A Stalinist show trial was held on May 21 by the Permanent Subcommittee on Investigations of the U.S. Senate Homeland Security and Government Affairs Committee.  Their aim was to investigate “how individual and corporate taxpayers are shifting billions of dollars offshore to avoid U.S. taxes.”  In the dock that day, Apple CEO Tim Cook found himself answering to the likes of Senators Carl Levin (D-UAW) and John McCain (R-Border-Free Utopia) for his company’s alleged crimes against the regime.  Like every other taxpaying entity, Apple has a legal obligation to obey American tax laws.  And while tax evasion will land you in jail, tax avoidance remains legal.

Yet our feckless congressional leaders have suddenly decided to challenge the long-standing practice of tax avoidance.  The nation’s precarious federal finances have now put every taxpayer’s ability to minimize his tax bill at risk.  In its report, the subcommittee complained that “U.S. citizens and multinational corporations have exploited and, at times, abused or violated U.S. tax statutes,” including the use of “various complex structures and transactions to exploit taxloopholes [sic].”  The bipartisan panel has become concerned that the $16 trillion U.S. national debt—a product of the federal government’s last three decades of fiscal imprudence—will force “individual taxpayers and future generations” to make up the difference.  Those who can’t afford Apple’s crackerjack tax experts have yet another reason to brace themselves for higher tax rates and fewer deductions in coming years.

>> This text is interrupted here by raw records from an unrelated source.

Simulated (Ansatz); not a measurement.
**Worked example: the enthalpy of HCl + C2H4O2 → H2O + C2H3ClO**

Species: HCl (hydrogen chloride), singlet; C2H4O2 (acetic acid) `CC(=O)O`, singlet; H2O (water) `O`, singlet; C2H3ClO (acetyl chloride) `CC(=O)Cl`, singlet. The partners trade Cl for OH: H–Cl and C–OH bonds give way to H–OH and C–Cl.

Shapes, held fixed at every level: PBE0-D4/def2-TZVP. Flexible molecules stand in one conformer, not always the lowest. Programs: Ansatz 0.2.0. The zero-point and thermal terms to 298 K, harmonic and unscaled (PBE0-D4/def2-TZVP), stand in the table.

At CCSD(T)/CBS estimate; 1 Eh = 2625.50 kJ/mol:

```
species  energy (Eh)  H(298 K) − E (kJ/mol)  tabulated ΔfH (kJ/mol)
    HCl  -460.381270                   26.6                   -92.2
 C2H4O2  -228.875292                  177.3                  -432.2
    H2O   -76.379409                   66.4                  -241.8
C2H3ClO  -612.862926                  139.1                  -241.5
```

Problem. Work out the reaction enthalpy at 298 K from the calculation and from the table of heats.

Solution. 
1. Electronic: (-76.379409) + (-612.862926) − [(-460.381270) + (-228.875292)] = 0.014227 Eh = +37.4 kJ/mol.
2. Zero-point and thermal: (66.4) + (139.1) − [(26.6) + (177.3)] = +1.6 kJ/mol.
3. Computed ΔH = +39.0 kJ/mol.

Cook testified that Apple paid more than $16 million daily to the U.S. Treasury in 2012, or roughly $6 billion total.  Unfortunately, for the few American corporations doing well despite the weak economy, the federal government’s appetite for others’ hard-earned cash has no limit.  Apple’s bulging income statement reminds Senator Levin of an All You Can Eat buffet.  The Michigan demagogue decried Apple’s perfectly legal tax strategy of recording European revenues in an Irish affiliate, “Where [profits] are not available to the American tax man.”  Levin conveniently overlooked the 39.1-percent combined state and federal statutory tax rate applicable to Apple’s net income, the highest such rate in the developed world.  Apple’s 14-percent effective tax rate for 2012 equaled that of its primary competitor, Samsung, but only after wielding its legal Irish shield against the U.S. government’s avaricious grasp.

Only an American legislator could puzzle at Apple’s desire to keep roughly $102 billion of its $150 billion cash hoard overseas.  The tax penalty on repatriated earnings rules out investment options for Apple that would also jibe with America’s economic national interest.  The construction of an Apple manufacturing plant in Detroit or Flint, as opposed to Taiyuan or Shenzhen, will only occur after Apple stuffs sufficient payola into Senator Levin’s reelection-campaign chest.

Rand Paul, the lone dissenter at the hearing, took Levin and the other senatorial shakedown artists to task.  Paul first asked the assembled committee members who among them didn’t seek to minimize his own taxes legally.  The junior senator from Kentucky then had the temerity to demand as a follow-up, “Tell me what Apple has done illegally,” before he reminded the inquisitors of Congress’s responsibility in the creation of a “bizarre and byzantine tax code . . . that simply doesn’t compete with the rest of the world.”  Republican John McCain, whose fealty to Democrat Carl Levin apparently outweighs his duty to the millions of American taxpayers who have paid his salary for over four decades, leapt to Levin’s defense.  The Arizona gerontocrat upbraided Paul, not just for injecting reality into the Kafkaesque farce, but even more so for exposing Congress’s culpability in damaging the American economic national interest through tax-code chicanery.

Corporate executives like Apple’s Tim Cook have a fiduciary duty to increase their shareholders’ investment.  Megalomaniacs like Senators McCain and Levin will forever strive to increase their power at corporate America’s expense.  And now a massive arms race of complexity, with the tax code as the battleground, threatens to drive U.S. corporations even further offshore.  Such unpatriotic opportunism will not surprise those who scoffed at the Supreme Court’s recent opinion equating corporations with people.  But Wendell Berry’s definition of a corporation as “a big pile of money . . . whose sole reason for existence is to get bigger” best explains the cat and mouse games being played between these amoral business entities and their immoral statist persecutors.